[FLINK-32609] Support Projection Pushdown by fqshopify · Pull Request #174 · apache/flink-connector-kafka

fqshopify · 2025-05-09T12:30:19Z

Implements SupportsProjectionPushDown for KafkaDynamicSource allowing queries to skip deserializing columns they don't need.

Configuration

Option	Default	Values
`key.format-projection-pushdown-level`	`NONE`	`NONE`, `TOP_LEVEL`, `ALL`
`value.format-projection-pushdown-level`	`NONE`	`NONE`, `TOP_LEVEL`, `ALL`

Benefits

Schema evolution tolerance - Queries only fail on breaking changes to fields they actually use. For example, if column a changes from INT to STRING, the query SELECT b FROM kafka still succeeds because a is never deserialized. (Only applies to formats that decode fields independently e.g. json, avro-confluent, debezium-avro-confluent)
Performance - Unneeded columns are filtered at the TableSourceScan node rather than downstream. Note: Kafka itself does not support projection pushdown, so the optimization happens during deserialization.

Why opt-in?

Formats have varying support levels, and incorrect configuration can cause runtime errors or wrong results. Users must explicitly enable the appropriate level for their format. Recommended configuration:

Format	Recommended Level
`avro`	`NONE` (has issues, see FLINK-35324)
`avro-confluent`	`TOP_LEVEL`
`debezium-avro-confluent`	`TOP_LEVEL`
`csv`	`TOP_LEVEL` (CSV can't have nested fields technically so users could set `ALL`)
`json`	`ALL`

github-actions · 2026-01-15T06:26:25Z

This PR is being marked as stale since it has not had any activity in the last 90 days.
If you would like to keep this PR alive, please leave a comment asking for a review.
If the PR has merge conflicts, update it with the latest from the base branch.

If you are having difficulty finding a reviewer, please reach out to the
community, contact details can be found here: https://flink.apache.org/what-is-flink/community/

If this PR is no longer valid or desired, please feel free to close it.
If no activity occurs in the next 30 days, it will be automatically closed.

ryanvanhuuksloot · 2026-01-15T23:22:15Z

bumping to keep alive

Savonitar

Hi.
Thanks for working on this feature, it is a useful optimization and the implementation looks solid. I've started reviewing the PR and posted some questions/comments.

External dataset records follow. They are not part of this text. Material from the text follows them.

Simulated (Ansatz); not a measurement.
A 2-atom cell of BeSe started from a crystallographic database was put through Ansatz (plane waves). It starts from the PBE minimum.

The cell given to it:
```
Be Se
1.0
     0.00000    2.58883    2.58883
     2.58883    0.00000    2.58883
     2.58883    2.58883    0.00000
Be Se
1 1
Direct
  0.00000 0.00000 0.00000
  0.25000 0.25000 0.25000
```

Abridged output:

Savonitar · 2026-01-30T14:13:49Z

...n/java/org/apache/flink/streaming/connectors/kafka/config/FormatProjectionPushdownLevel.java

+    TOP_LEVEL,
+
+    /** The format supports projection pushdown for top-level and nested fields. */
+    ALL


Do we validate format compatibility with projection pushdown levels? To prevent unsupported combination.

No, we don't validate format compatibility at configuration time. This was intentional. Although I've done some of the work to figure out what level of projection is supported by some formats (avro, csv, json, avro-confluent, debezium-avro-confluent), the fact is there are more formats out there beyond those maintained by Flink or even in the open source ecosystem (we have some custom formats at my company for example). Even for the formats I've figured out, it's possible the support could potentially vary by version e.g. if the avro format projection pushdown bugs are fixed.

Something we could consider long-term is adding a method to ProjectableDecodingFormat to indicate its supported projection level. However, even that wouldn't fully solve the problem e.g. the avro format implements ProjectableDecodingFormat but doesn't actually support all projection pushdowns.

In the short-term, I've chosen to simply document the appropriate combinations in the flink-connector-kafka config docs here.

Savonitar · 2026-01-30T14:17:39Z

...afka/src/main/java/org/apache/flink/streaming/connectors/kafka/table/KafkaDynamicSource.java

+
+    @Override
+    public void applyProjection(final int[][] projectedFields, final DataType producedDataType) {
+        this.projectedPhysicalFields = projectedFields;


Should we also update this.producedDataType here?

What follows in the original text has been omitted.